REVIEW: OttOmobile Honda CR-X MK2 1988 •

REVIEW: OttOmobile Honda CR-X MK2 1988

We haven’t explored an OttOmobile scale example in some time, so we checked our stockpile for something, new and unique.  The model we choose is the 1:18 Honda CR-X MKII 1988.  Initially released in November 2017, the exterior featured here was a Silver Metallica finish.  Our example is from OttOmobile’s October 2020 assortment and completed in Rio Red.

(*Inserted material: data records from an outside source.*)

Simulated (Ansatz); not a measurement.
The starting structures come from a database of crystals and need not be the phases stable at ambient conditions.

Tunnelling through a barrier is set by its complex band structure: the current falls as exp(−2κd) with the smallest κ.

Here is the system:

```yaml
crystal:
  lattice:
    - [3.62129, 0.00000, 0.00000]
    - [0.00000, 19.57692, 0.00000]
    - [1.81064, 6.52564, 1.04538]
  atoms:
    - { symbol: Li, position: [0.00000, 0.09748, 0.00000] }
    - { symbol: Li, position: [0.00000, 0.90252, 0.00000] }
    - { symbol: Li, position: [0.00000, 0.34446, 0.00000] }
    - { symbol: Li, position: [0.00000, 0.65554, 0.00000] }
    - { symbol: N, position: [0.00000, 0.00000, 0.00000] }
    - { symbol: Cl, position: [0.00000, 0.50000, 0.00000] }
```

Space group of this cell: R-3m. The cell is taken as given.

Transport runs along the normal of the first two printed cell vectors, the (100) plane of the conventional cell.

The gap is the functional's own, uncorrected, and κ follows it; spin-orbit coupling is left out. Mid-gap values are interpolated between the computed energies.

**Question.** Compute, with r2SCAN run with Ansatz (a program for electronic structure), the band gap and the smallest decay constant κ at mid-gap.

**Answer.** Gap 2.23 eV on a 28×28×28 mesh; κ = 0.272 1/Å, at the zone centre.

The Honda CR-X also stirs up some personal memories of my youth.  The Honda and Volkswagen wars of the period as still very vivid.  In 1995 I bought my first car, a new Volkswagen Golf GTI (this was the MKIII edition of GTI – fat and underpowered, but I loved her)  Shortly after purchase, my good friend at the time secured, you guessed it Honda CR-X!  The rivalry from that moment on was cemented.  Many years later that contest of which marque is better is still a bone of connection.  And to date, I’ve only owned German cars – “if it ain’t German it’s crap!”.  Joking aside both cars represented something special to both of us.  It’s a guy thing that many of you would truly understand, and one that fuels that passion for scale model collecting today for most of us!

In these ever-escalating cost increases, it is cool to have an ally in your corner, that is OttOmobile.  Why do you ask? Well, for one, they keep investing in the unique and obscure assortment of cars well known to the European, Asian and North American fans.  And second, if you order direct, their pricing comes in at about $89 CND per model.  Yes, these are static examples, but, if you’re honest, how many of their models would go into production with the mainstream, full access brands?  Few to none!

There is a lot of debate about resin replicas, but they serve a purpose in my opinion.  I rather have something in scale than nothing at all.  And worst-case scenario, a placeholder until something more refined comes to market.

As for the model, out of the box, the Rio Red is perfectly applied and accurate in definition – love the added decal work to the side. The lower section of the exterior body is executed in a matt-like Black finish, this Black also extends to the moulding that circles the entire car.  Aerial post is there but found in the closed position and the rear wiper along with the front equipment is included.  Looking at the overall design, I would say OttOmobile does capture the model well in scale – right to the classic second window in the rear.

The front section is simple in design.  The Centre grille is not revealing any detail in the back, solid finish, however, it does not impact the look terribly due to the Black paint here.  Headlights are decent and provide the OEM detailing.

The rear section is more detailed than the front, the most obvious is the rear glass with heating elements and wiper as mentioned earlier.  The Honda CR-X also provided a secondary glass that ran parallel with the rear, very unique for the period – love the extra detail OttOmobile used with the multiple dots to create the tinting effect.  See the photo below.

Taillights are quality along with the chrome dual tips.  Si badge with Honda emblem is centre complete the package.

Wheels are true to the period and feature the seven tear-drop design.  Nice work on the Silver paint and centre Honda logo.  Due to the OEM wheel design, not much of the braking components are visible to the eye.

Inside the model does reveal a right-hand drive version and also the full upper glass in the roofline as opposed to the optional sunroof.  As for interior accuracy and definition, it is more than acceptable based on price.  If I was honest here, in some cases seems better than higher-priced examples.  A little colour is added with the retro seat fabric.  Awesome!

In the end, I applaud OttOmobile for its continued unique assortment and overall value.  The Honda CR-X in addition to its quality and value for the money does stir up some great memories for me.  Yes, the model is static, so there is no access to the motor, boot or interior, hence the price.

This model of the Honda CR-X does come recommended!  If you’re are new to the brand OttOmobile, look into their complete assortment of past and future assortment, you’ll be quite surprised with the breadth and uniqueness of their assortment.  They definitely have a passion for cars.  Enjoy the pics!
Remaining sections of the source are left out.